Yin! Slitherlink! Piyo! Kowa! Tumble!

Piyo Blocks 2 HD

  • iPad / £1.79 (HD Lite version free. Also available on iPhone)

The puzzle classics are out in force this week. First Slitherlink, now Zoo Keeper, albeit peddled under the altogether less charming moniker of Piyo Blocks.

Fortunately for all those who lost most of 2005 to Success' DS classic, Big Pixel Studios appears to have created the best 'tribute' possible. Right down to the chunky art style and colour scheme, Piyo Blocks 2 HD tips its cap firmly in the Japanese studio's direction, swapping moody wild animals for odd 'Piyo' blocks, gems and fruit, but preserving everything that matters.

As usual, the simple aim is to continually slide tiles vertically or horizontally in order to match lines of three-or-more-of-a-kind. Absolutely tailor-made for touch-screen play, the extra real estate of the iPad not only makes it the ideal platform for quick, accurate block shifting, but allows for simultaneous head-to-head split-screen play. Yes!

Zoo Keeper says hi.

To seal the deal beyond any doubt, there are a bunch of other modes, including the obligatory Time Attack, as well as Hyaku mode (capture 99 of each block type to level up), the fun-but-throwaway two-minute Disco mode (where blocks periodically change colour), or the frantic three-second mode, where you have three seconds to find a match before the game ends.

Throw in online leaderboards, iTunes library integration and a ludicrously cheap price, and it adds up to another fine reason to justify spending hundreds of pounds on Apple's slab.

9/10

Kowa-Oto

  • iPhone / £1.19
Hey doll, you lookin' at me?

Look, everyone! A Chunsoft game in English! Chunwho? Well, quite. Having spent decades having its titles routinely ignored for Western release, the veteran Japanese developer can bypass this unjust treatment by releasing its games directly on the App Store.

Having made a name for itself with, er, me, for making interesting-looking (and usually SEGA-published) visual novel horror games, Chunsoft's intriguing concept of a 'sound horror' game had me giddily downloading the day it appeared. Who could resist a game that insists you wear headphones "for a surround effect to engulf players"? Engulf!
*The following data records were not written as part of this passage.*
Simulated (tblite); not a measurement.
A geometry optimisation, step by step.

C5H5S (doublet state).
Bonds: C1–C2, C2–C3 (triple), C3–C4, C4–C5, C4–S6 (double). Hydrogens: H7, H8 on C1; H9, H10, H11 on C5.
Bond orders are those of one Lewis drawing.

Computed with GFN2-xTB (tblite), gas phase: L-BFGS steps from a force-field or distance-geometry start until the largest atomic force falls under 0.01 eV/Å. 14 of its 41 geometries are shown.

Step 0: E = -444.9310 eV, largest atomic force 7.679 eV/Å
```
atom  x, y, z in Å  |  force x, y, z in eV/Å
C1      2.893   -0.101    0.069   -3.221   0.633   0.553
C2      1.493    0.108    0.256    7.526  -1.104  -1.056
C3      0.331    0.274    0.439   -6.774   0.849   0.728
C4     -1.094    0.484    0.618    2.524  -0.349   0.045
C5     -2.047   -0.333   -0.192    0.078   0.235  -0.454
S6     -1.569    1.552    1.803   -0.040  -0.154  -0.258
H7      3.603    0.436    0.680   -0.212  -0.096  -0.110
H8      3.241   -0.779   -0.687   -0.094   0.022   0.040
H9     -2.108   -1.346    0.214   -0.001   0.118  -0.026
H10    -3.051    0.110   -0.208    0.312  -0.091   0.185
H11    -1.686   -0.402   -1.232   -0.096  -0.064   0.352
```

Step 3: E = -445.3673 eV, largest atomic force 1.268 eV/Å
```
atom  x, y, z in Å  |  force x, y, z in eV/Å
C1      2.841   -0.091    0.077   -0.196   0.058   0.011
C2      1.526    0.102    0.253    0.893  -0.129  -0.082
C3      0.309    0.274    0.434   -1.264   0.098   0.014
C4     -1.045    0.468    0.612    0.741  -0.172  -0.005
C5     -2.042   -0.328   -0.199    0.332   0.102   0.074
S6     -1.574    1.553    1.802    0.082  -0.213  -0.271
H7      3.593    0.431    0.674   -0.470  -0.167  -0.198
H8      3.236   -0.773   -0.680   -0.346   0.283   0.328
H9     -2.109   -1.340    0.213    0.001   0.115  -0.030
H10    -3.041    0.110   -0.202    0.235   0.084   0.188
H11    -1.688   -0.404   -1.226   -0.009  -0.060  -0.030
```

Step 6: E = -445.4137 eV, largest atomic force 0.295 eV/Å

Sadly, the real horror emerges the moment you realise that you've purchased a shonky maze game, where you must escape the vengeful attentions of a cursed doll. Presumably the fear of being cackled to death drives you on, but apparently only one step at a time. Japan, may I introduce 3D Monster Maze.

What should have been the unearthing of a rare survival horror gem has turned into a bleak warning. Oh well, them's the breaks. An extra mark for particularly dry cackling.